Rothman said Congressional Republicans “got way out over their skis on this and suggested the conclusion that they were implying outright, which was that there was a concerted conspiracy, a shadow organization within the FBI, exposed by these anti-Trump texts from a former member of the counter-intelligence division of the FBI who ended up on the Mueller probe for about six weeks. And the suggestion was outright, from people like Representative Bob Goodlatte, that this was a conspiracy. Using that word. And we’ve since seen a lot of these texts in in their appropriate context, and it seems as if this was really overblown, to the point now where you have to wonder whether some credibility has been lost by these Republican members. And if you’re a Republican and a conservative, you should be furious over this.”

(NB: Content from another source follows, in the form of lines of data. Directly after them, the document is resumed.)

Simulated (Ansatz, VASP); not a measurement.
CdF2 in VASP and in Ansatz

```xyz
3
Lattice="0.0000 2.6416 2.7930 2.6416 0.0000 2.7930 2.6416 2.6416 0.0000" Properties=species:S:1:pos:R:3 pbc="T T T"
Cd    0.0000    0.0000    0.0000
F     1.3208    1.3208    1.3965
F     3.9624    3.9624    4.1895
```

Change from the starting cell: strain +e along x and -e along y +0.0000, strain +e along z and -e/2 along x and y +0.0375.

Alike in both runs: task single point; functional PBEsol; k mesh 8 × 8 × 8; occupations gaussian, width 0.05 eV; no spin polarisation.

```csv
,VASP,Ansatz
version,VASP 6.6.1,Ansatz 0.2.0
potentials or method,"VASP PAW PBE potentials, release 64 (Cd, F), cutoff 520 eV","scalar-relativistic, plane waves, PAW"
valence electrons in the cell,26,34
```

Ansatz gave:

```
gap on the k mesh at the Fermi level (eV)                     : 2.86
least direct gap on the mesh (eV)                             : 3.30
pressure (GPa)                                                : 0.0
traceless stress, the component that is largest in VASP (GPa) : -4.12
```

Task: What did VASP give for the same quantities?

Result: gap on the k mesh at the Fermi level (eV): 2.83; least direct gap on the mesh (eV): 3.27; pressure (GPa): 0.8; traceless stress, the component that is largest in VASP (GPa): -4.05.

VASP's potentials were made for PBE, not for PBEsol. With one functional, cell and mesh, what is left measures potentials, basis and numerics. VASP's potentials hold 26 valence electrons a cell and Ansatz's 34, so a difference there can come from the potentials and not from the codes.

This isn’t the first time Goodlatte has squandered his credibility in support of Trump. I suspect it won’t be the last time before he exits Congress at the end of the year.

Goodlatte’s deceit on CHIP

As the federal government approaches a possible shutdown, Congressman Goodlatte and other Republicans are scrambling to place the blame on Democrats.

He posted this on his Facebook page:

fb post

Some useful background:

Goodlatte and other Republicans refused to pass a simple bill to fund the Children’s Health Insurance Program (CHIP) as the Democrats wanted. Instead they passed a bill funding CHIP only with cuts to other vital federal health programs. Now they are suddenly willing to extend it with no conditions in an effort to avoid compromising on a plan to protect DACA (Deferred Action for Childhood Arrivals) recipients who were brought to the US illegally as children.

With Goodlatte’s encouragement, President Trump rejected a bipartisan compromise on DACA– which is why there is an impasse now.

In 2009 Goodlatte voted in Congress against a law that extended CHIP coverage to four million children without health insurance. Does anyone believe CHIP has now become his primary concern?

The cynicism and deceit are breathtaking.

Goodlatte protects Trump while blocking bipartisan DACA plan

A new Washington Post report on the White House meeting last week where President Trump spoke abusively about immigrants to the US from Haiti and Africa makes two things clear:

— Congressman Goodlatte, who was at the meeting, raised no objection to Trump’s racist remarks.

— Goodlatte helped kill a bipartisan agreement on immigration that would extend protections for DACA recipients who were brought to the US illegally as children.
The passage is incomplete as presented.